If you would like to get in touch with a question or comment, we’d love to hear from you! Please email

Culture in Transit Toolkit…. Coming Soon!

Although our project is drawing to a close, we are still working feverishly behind the scenes getting ready for our last, and most important project milestone; the launch of the Culture in Transit Toolkit! We are pleased to say that the Toolkit will be launching in the very near future.

A major goal of the project was to make our approach to digitization replicable by anyone. With the launch of the Toolkit, we believe that goal will be realized. Made up of 3 main sections that reflect our work over the last 18 months, the Toolkit will provide guidance and information on those looking to undertake community digitization work, undertaking digitization work with small cultural heritage institutions and just what equipment you really need to create a mobile digitization workstation! There will be reusable resources available for download throughout each section.
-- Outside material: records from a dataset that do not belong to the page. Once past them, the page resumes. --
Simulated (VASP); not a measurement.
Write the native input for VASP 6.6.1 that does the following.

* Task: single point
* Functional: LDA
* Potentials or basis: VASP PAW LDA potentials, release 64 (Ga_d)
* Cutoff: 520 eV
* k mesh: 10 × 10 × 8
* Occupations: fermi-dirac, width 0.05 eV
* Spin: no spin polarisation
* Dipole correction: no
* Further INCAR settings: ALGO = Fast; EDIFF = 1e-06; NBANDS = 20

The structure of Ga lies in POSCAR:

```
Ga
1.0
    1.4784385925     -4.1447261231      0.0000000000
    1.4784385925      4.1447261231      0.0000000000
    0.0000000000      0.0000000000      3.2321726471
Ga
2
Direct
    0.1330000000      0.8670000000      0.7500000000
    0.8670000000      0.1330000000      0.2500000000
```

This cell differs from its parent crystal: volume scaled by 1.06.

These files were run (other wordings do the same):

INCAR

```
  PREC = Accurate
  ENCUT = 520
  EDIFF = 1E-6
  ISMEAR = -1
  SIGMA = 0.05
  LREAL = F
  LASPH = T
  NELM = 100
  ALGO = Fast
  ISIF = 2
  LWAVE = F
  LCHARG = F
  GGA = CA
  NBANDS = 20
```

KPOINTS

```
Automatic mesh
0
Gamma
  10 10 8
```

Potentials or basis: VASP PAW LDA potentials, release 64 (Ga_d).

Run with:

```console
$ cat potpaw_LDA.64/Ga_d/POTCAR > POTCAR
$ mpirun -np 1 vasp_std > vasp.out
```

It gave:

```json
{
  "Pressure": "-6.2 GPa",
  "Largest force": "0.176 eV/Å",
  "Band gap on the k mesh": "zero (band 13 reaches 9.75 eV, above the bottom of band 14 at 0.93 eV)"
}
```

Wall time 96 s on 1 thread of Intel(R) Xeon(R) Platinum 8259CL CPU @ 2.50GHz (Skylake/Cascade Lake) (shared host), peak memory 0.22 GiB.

We will be announcing the launch of the Toolkit on Twitter (@DigitizeNYC); go follow us if you don’t already, so you can be the first to know when the Toolkit is up and ready for use! We’ll also be linking to the Toolkit from this website for easy access.

If Twitter isn’t your thing and you’d like to receive a notification via email when the Toolkit launches, then please email and we’ll be sure to notify you on launch day.

Equipment Review: Digitization Solution for Lantern Slides and Glass Plate Negatives

During my site visit to the General Society of Mechanics and Tradesmen (GSMT), in preparation for on site work there, the Archivist presented some lantern slides and glass plate negatives that they were keen to have digitized. Our scanner, the Epson V600, has the capability to scan transparencies but is limited in scope in terms of size of transparencies it can deal with and I knew looking at the material, they were too large for our scanner.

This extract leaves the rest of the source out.